Every artist has their own pattern of development, their own story. Sometimes their entrance into the art community can be immediate and spectacular and sometimes it is initially more subtle, but eventually they exert a strong presence. While the early story of Vietnamese artist Nguyen Quang Huy could be considered fairly typical, his development into an unusual and visionary artist is not. After a relatively low-key emergence from art school, he is now one of the most vital and influential contemporary artist working today in Vietnam.

Born in 1972, in Ha Tay, a small city outside of Hanoi, Huy migrated to the capital at 18 to further his education. In 1996, he graduated from Hanoi Fine Arts University, which is widely acknowledged as the most influential art education institution in Vietnam. At the time, he was seen as one of the most promising artists of his generation and was loosely grouped with Nguyen Minh Thanh and Nguyen Van Cuong. Huy was then viewed as the more subdued and enigmatic of the three painters, who become close friends while at art school.

His early work was not as easily read as most of his contemporaries. Often working with a stylized outline of a seated Buddha-like figure he would also explore that theme with different, rounded biomor-phic shapes. The curvaceous forms would look like something that may be labeled organic or perhaps even otherworldly. Simplistic and flat they were essentially graphic in rendering, yet with the brushwork highlighted-warm and inviting, not distanced or formal.

Within these compositions Huy would weave or layer a personalized script. At first glace it resemble handwriting, but when further examined it seemed to make no sense; it resemble neither Vietnamese nor English nor any other language for that matter. Not only were the dominant shapes he used usually mystifying, but the “writing” was indecipherable as well. Here was the artist as cipher. What was he saying? What was he trying to say?

Doing most of his early work with gouache on do paper (thin, but strong hand-made rice paper) he kept the scale consistent (50 x70 cm). The range of colors was also restricted to earthy reds, gray blues, burn oranges, and flat blacks. This method encouraged a lot of experimentation and immediacy because the materials are inexpensive and plentiful.
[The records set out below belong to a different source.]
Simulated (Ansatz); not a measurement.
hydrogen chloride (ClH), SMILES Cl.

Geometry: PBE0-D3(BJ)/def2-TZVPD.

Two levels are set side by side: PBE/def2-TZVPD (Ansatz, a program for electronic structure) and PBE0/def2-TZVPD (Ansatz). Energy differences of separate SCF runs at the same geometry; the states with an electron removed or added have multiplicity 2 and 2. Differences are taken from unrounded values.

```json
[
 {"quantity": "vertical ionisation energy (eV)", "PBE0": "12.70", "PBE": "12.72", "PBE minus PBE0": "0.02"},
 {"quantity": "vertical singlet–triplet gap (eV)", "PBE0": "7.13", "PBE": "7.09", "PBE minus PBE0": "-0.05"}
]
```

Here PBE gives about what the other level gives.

Later he also made some beautiful crafted lacquerware pieces-the compositions translating well into this very time-intensive and laborious media (in many ways it requires the opposite sensibilities of gouache on do paper.) Lacquer is executed in many steps that can take several weeks of preparation before laying down the imagery. Unlike the more immediately gratifying (wet drawing) style of gouache, lacquer artwork has to be planned and coaxed toward completion.

By early 2002, Huy began painting a handful of oils on rough Russian burlap “head portrait.” Beginning without a central plan or cohesive concept he started painting formal full frontal portraits of women’s faces, from just below the neckline. Employing a simple and direct approach, he found that there was a potential larger series with this idea. Now he has completed nearly 100 portraits that are all the same size (100 cm square) and material.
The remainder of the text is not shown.